Konstantinos Drossos, Maximos Kaliakatsos-Papakostas, Andreas Floros, and Tuomas Virtanen, “On the Impact of the Semantic Content of Sound Events in Emotion Elicitation,” Journal of Audio Engineering Society, Vol. 64, No. 7/8, pp. 525–532, 2016
Sound events are proven to have an impact on the emotions of the listener. Recent works on the field of emotion recognition from sound events show, on one hand, the possibility of automatic emotional information retrieval from sound events and, on the other hand, the need for deeper understanding of the significance of the sound events’ semantic content on listener’s affective state. In this work we present a first, to the best of authors’ knowledge, investigation of the relation between the semantic similarity of the sound events and the elicited emotion. For that cause we use two emotionally annotated sound datasets and the Wu-Palmer semantic similarity measure according to WordNet. Results indicate that the semantic content seems to have a limited role in the conformation of the listener’s affective states. On the contrary, when the semantic content is matched to specific areas in the Arousal-Valence space or also the source’s spatial position is taken into account, it is exhibited that the importance of the semantic content effect is higher, especially for the cases with medium to low valence and medium to high arousal or when the sound source is at the lateral positions of the listener’s head, respectively.

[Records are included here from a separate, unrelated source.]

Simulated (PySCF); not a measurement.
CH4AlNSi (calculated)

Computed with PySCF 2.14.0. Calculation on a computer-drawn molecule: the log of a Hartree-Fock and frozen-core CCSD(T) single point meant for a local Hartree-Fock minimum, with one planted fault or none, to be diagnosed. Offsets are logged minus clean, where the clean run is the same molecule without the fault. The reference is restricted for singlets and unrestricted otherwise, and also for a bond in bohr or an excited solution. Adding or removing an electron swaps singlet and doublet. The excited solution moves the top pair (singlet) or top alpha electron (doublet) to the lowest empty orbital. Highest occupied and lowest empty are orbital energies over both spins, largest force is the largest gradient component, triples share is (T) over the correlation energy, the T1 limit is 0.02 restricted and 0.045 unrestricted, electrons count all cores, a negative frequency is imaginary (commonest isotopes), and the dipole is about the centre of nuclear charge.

Stylianos Ioannis Mimilakis, Konstantinos Drossos, Tuomas Virtanen, and Gerald Schuller, “Deep Neural Networks for Dynamic Range Compression in Mastering Applications”, in proceedings of the 140th Audio Engineering Society (AES) Convention, Jul. 4–7, Paris, France, 2016
The process of audio mastering often, if not always, includes various audio signal processing techniques such as frequency equalization and dynamic range compression. With respect to the genre and style of the audio content, the parameters of these techniques are controlled by a mastering engineer, in order to process the original audio material. This operation relies on musical and perceptually pleasing facets of the perceived acoustic characteristics, transmitted from the audio material under the mastering process. Modeling such dynamic operations, which involve adaptation regarding the audio content, becomes vital in automated applications since it significantly affects the overall performance. In this work we present a system capable of modelling such behavior focusing on the automatic dynamic range compression. It predicts frequency coefficients that allow the dynamic range compression, via a trained deep neural network, and applies them to unmastered audio signal served as input. Both dynamic range compression and the prediction of the corresponding frequency coefficients take place inside the time-frequency domain, using magnitude spectra acquired from a critical band filter bank, similar to humans’ peripheral auditory system. Results from conducted listening tests, incorporating professional music producers and audio mastering engineers, demonstrate on average an equivalent performance compared to professionally mastered audio content. Improvements were also observed when compared to relevant and commercial software.
Konstantinos Drossos, Maximos Kaliakatsos-Papakostas, and Andreas Floros, “Affective Audio Synthesis for Sound Experience Enhancement”, Experimental Multimedia Systems for Interactivity and Strategic Inovation, I. Deliyannis, P. Kostagiolas (Eds), IGI-Global, 2016
With the advances of technology, multimedia tend to be a recurring and prominent component in almost all forms of communication. Although their content spans in various categories, there are two protuberant channels that are used for information conveyance, i.e. audio and visual. The former can transfer numerous content, ranging from low-level characteristics (e.g. spatial location of source and type of sound producing mechanism) to high and contextual (e.g. emotion). Additionally, recent results of published works depict the possibility for automated synthesis of sounds, e.g. music and sound events. Based on the above, in this chapter the authors propose the integration of emotion recognition from sound with automated synthesis techniques. Such a task will enhance, on one hand, the process of computer driven creation of sound content by adding an anthropocentric factor (i.e. emotion) and, on the other, the experience of the multimedia user by offering an extra constituent that will intensify the immersion and the overall user experience level.